There will be multiple twists and turns over days, weeks and months, but a de-escalation in the Middle East conflict is more likely than not.

March is typically the month when many of us follow college basketball and the “March Madness” of watching exciting men’s and women’s games. Not this year. As we enter the fifth week of the Gulf war, all eyes are on energy markets and geopolitical risks.

What seems surprising is that risk markets have held up better than expected since the conflict ignited, causing a fissure in the geopolitical landscape of the Middle East and forcing the effective closure of the most important energy chokepoint in the world.

At the time of writing, the MSCI ACWI index is down about 8% since the conflict began on February 28 and down about 5% year-to-date. The U.S. rates market has also moved about 50 basis points higher, while credit spreads have remained relatively contained during the war.

Global markets appear, therefore, to be rationalizing developments across a wide range of outcomes and arriving at a measured conclusion: de-escalation is the most likely path forward. The Strait of Hormuz is simply too important geopolitically and economically for its effective closure to persist. At the same time, the lower oil intensity of the global economy today has helped drive a more measured market response to the war.

A Local Chokepoint of Global Importance

Despite the lower oil intensity, the commodity is still critical to world economic activity. Approximately 20 million barrels of oil per day (around 20% of global supply) transit through the Strait, with large volumes of helium, liquified natural gas (LNG), refined fuels, petrochemical feedstocks and fertilizers also needing to move through, highlighting the channel's centrality to global industrial supply chains.

The duration of this shock and the extent of the energy shortages remain the key variable. Even if a ceasefire is declared in the near term, it will likely take several months or more before energy supplies return to pre-war levels. As of this writing, while some energy production capabilities have been damaged (particularly LNG), it appears that the vast majority are still intact.

Crucially, the impact is asymmetric: economies more reliant on imported energy—China, Europe, India and Japan—face meaningfully greater disruptions than the U.S., which has achieved a high degree of energy self-sufficiency.
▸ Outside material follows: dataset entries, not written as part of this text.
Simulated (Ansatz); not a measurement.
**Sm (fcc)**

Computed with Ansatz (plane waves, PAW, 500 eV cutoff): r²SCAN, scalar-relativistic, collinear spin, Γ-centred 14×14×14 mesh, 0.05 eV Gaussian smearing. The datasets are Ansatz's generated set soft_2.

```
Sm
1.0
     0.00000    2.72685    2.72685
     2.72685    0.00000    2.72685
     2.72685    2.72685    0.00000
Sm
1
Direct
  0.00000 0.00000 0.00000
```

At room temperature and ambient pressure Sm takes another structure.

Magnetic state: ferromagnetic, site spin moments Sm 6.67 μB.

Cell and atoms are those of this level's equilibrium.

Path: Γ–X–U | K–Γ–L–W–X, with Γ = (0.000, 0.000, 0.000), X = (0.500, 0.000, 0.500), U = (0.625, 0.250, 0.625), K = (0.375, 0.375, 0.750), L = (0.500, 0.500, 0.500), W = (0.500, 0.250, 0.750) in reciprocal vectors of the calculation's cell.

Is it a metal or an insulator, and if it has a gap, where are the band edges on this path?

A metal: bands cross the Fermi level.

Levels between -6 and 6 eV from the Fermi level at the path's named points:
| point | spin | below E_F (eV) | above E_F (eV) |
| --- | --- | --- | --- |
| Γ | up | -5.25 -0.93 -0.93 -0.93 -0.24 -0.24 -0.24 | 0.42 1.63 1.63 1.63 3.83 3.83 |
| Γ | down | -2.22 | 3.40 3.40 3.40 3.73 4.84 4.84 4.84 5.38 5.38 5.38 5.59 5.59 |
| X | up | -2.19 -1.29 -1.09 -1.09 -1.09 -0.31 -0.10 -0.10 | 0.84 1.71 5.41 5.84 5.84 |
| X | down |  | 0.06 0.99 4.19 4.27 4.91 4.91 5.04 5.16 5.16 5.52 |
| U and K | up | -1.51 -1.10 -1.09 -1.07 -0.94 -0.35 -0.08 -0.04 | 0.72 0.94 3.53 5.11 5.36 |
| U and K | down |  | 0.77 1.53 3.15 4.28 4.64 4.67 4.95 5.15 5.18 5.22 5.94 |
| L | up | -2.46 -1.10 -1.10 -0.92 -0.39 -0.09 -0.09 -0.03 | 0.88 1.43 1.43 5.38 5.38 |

Currently, the forward curve for oil prices has WTI and Brent at $76 and $82, respectively, by December 2026. At these levels, we do not see significant demand destruction nor a meaningful increase in inflation. We estimate that oil would need to be in the $150 range for a six to twelve month period before it would lead to meaningful demand destruction, likely reducing global and U.S. GDP by about a full percentage point and half a percentage point, respectively. In addition, core inflation could increase by 0.25—0.50 percentage points, while headline inflation, which includes energy, could be up in the 2-percentage point range.

Fog of War and Multiple Outcomes

To be clear, we are still very much in the fog of war. Negotiations appear to be ongoing as we write, yet we expect many twists and turns before any durable resolution emerges. We’re likely to see a series of negotiations followed by violations of cease fires followed by more negotiations.

The announced deployment of additional U.S. troops to the Persian Gulf and the administration’s decision to extend its deadline for attacking Iranian energy infrastructure to April 6 reflect this state of flux, further complicating the picture.

Yet our central view is that the economic and strategic costs of a prolonged closure of the Strait of Hormuz are simply too severe, and too widely distributed—the waterway is of strategic importance not just to the U.S but to Europe, China, India and Japan—for the conflict to remain unresolved for an extended period of time. Even Iran, which currently holds leverage over the Strait, depends on oil revenues to sustain its economy.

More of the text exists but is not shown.